The culprit is Mozilla Firefox web browser.

User downloads and launches distributive using this web browser -> installer installs and launch our app -> app is loaded with C++ runtime installed in system instead of the one we provide.

This is not reproducible with other web browsers.

So by default, Windows will follow a specific search order for location DLLs when your app starts:

  1. The directory containing the executable

  2. The systems32 directory

BUT, certain issues can cause it to skip the app directory and go to the system 32 directory.

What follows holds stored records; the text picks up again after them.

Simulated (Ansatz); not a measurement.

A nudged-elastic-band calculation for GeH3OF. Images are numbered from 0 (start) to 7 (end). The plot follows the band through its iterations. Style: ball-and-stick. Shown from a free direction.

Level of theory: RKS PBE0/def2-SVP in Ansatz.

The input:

  1. If your app's folder doesn't contain ALL the necessary MSVC runtime dlls, it will go to the system32, so you could be missing 1 or more dependencies but have the other X dlls and it will still go to system32

  2. The version doesn't match exactly

    1. If you have an embedded manifest it will attempt to match EXACTLY on the version I.E. in your case 14.42.34433.0

    2. If you don't have a manifest it will attempt to do general match, usually major versions are compatible so any version 14 higher or lower will generally work, though not guaranteed. Those lesser versions usually have specific bug fixes in them, which may be why you are seeing issues in only a subset of users

So IN GENERAL - no manifest or incorrect version in manifest means default behavior, which means it will just use the system32 version which may be a version 14 but not the "right" version 14.